Do you want to build your own web crawler with Scrapy and Python? This guide will guide you through each setup to set up and use Scrapy for SEO.
You might already have learned a little of Web Scraping with Python libraries like BeautifulSoup, requests and Requests-HTML, however, building a simple scraper is a lot less complicated than building a web crawler.
What is Scrapy?
Scrapy is a free and open-source web crawling framework written in Python.
What is Web Scraping
Web scraping is the process of using a bot to extract data from a website and export it into a digestible format. Web scrapers extract HTML from a web page, which is then parsed to extract information.
How is Scrapy useful in Web Scraping and Web Crawling
The Scrapy Python framework takes care of the complexity of web crawling and web scraping by providing functions to take care of things such as recursive download, timeouts, respecting robots.txt, crawl speed, etc.
BeautifulSoup VS Scrapy?
BeautifulSoup
is incredible for simple Web Scraping when you know which pages you want to crawl. It is simple and easy to learn. However, when it comes to building more complex web crawlers, Scrapy
is much better.
Indeed, web crawlers are a lot more complex than they seem. They need to handle errors and redirects, evaluate links on a website and cover thousands and thousands of pages.
Building a web crawler with BeautifulSoup
will soon become very complex, and is bound for errors. The Scrapy
Python library handles that complexity for you.

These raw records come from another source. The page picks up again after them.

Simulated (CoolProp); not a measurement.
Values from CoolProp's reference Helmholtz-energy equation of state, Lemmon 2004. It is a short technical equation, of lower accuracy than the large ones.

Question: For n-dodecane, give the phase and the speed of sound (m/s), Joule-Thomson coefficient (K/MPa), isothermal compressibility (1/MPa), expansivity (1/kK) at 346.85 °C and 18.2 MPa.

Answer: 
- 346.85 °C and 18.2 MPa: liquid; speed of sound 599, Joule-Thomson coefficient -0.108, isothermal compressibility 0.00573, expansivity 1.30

Scrapy Now Works With Python 2 and Python 3
Scrapy has taken a while to be released with Python 3, but it is here now. This tutorial will show you how to work with Scrapy in Python 3. However, if you still want to use Python 2 with Scrapy, just go to the appendix at the end of this post: Use Scrapy with Python 2.
Basic Python Set-Up
Install Python
If you haven’t already, Install Python on your computer. For detailed steps read how to install Python using Anaconda.
Create a Project in Github and VSCode (Optional)
For this tutorial, I will use VSCode and Github to manage my project. I recommend that you do the same. If you don’t know how to use Github and VSCode, you can follow these simple tutorials.

One of the many reasons why you will want to use VSCode is that it is super simple to switch between Python versions.
Here are the simple steps (follow guides above for detailed steps).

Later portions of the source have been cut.